Google Search Algorithm Documentation Leaked Online
A collection of internal Google documents, totaling over 2,500 pages, was recently published online, revealing detailed information about how Google’s search system works and ranks results. The leak reportedly occurred accidentally in March 2024, when the documentation was mistakenly uploaded to a public GitHub repository owned by Google. The data was released by an automated company tool, which inadvertently included an open-source Apache 2.0 license, a standard for Google’s public documentation. An attempt to remove the leak was made in a subsequent commit on May 7, 2024.
By that time, the leak had already been noticed by Erfan Azimi, CEO of SEO firm EA Digital Eagle. Soon after, Rand Fishkin, CEO of SparkToro, and Michael King, CEO of iPullRank, brought public attention to the incident and analyzed the leaked materials.
What the Leaked Documents Reveal
According to researchers, the leaked documentation describes an older version of the Google Search Content Warehouse API, offering insight into the internal workings of Google Search. The documents do not contain code but explain how to use the API, which appears to be for internal use only. They also include numerous references to Google’s internal systems and projects. While a similar API is already available through Google Cloud, the leaked information contains far more interesting details.

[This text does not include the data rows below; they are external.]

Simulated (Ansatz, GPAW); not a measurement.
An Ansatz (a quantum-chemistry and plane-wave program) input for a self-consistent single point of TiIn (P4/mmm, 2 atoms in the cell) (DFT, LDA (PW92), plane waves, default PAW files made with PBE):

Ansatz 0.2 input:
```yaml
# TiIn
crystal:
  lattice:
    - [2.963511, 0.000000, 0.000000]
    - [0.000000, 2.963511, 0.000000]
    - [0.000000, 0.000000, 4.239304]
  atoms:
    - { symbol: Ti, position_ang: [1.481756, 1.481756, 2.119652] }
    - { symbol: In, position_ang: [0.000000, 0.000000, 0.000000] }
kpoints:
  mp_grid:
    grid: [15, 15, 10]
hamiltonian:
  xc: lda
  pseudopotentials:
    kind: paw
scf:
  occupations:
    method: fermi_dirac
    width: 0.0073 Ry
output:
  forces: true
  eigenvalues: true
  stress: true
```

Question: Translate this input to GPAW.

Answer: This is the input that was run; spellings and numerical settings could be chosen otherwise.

Analysts say the files shed light on which criteria Google considers important when ranking web pages—a topic of great interest to SEO specialists and website owners hoping to attract more traffic. The documents detail over 14,000 attributes available or related to the API, but provide little information on how these signals are used or their relative importance. As a result, it’s difficult to determine the weight Google assigns to different attributes in its ranking algorithm.
Nevertheless, SEO experts believe the documents contain noteworthy details that differ significantly from Google’s public statements. Fishkin notes, “Many of the claims [Azimi made in an email describing the leak] directly contradict public statements made by Google representatives over the years. For example, the company has repeatedly denied using click-related signals, denied that subdomains are ranked separately, denied the existence of a sandbox for new sites, denied that domain age is recorded or considered, and much more.”
King references a statement by Google Search’s John Mueller, who previously claimed there is “nothing like a site authority index” at Google. This refers to whether Google considers a particular site authoritative and therefore worthy of higher search rankings. King writes that the leaked documents indicate a siteAuthority metric can be calculated as part of Compressed Quality Signals.
“‘Lying’ is a harsh word, but it’s the only accurate one here,” King writes. “While I don’t blame Google representatives for protecting proprietary information, I disagree with their efforts to actively discredit people in marketing, tech, and journalism who have presented this data for analysis.”
Key Findings: Clicks, Chrome Data, and Content Quality
Experts uncovered several other interesting facts. One concerns the importance of clicks and different types of clicks (good, bad, long, etc.) for ranking web pages. During the U.S. antitrust case against Google, company representatives admitted to using click metrics as a ranking factor, and the leaked documents provide more details about these systems.
Good, Bad, and Other Clicks
The documents also reveal that the number of site views in Chrome is used to determine resource quality, reflected in the API as the ChromeInTotal parameter. However, Google has repeatedly stated that Chrome data is not used for page ranking. Chrome is also mentioned in sections related to the creation of additional links.
Additional Links Created Using Chrome Data
Furthermore, the documents show that Google considers other factors, such as content freshness, authorship, the relationship of a page to the main site topic, the match between the title and page content, and even the “average weighted font size.” This contradicts previous company statements that the E-E-A-T (Experience, Expertise, Authoritativeness, Trustworthiness) metric is not used in search result ranking, even though Google uses it to assess result quality.
For example, King describes in detail how Google collects author data from pages and has a special field to indicate whether a particular entity is the author. The documents state that this field is “mainly designed and configured for news articles, but is also filled in for other content (e.g., scientific publications).” While this does not confirm that authorship is a separate ranking metric, it shows that Google at least tracks this attribute.
Google’s Response
After the leak gained media and expert attention, Google representatives were forced to issue a statement confirming the leak and noting that important context may be missing from the accidentally published files.
“We caution against making inaccurate assumptions about search based on out-of-context, outdated, or incomplete information. We share extensive information about how search works and what factors our systems consider, and we strive to protect the integrity of search results from manipulation,” the company said.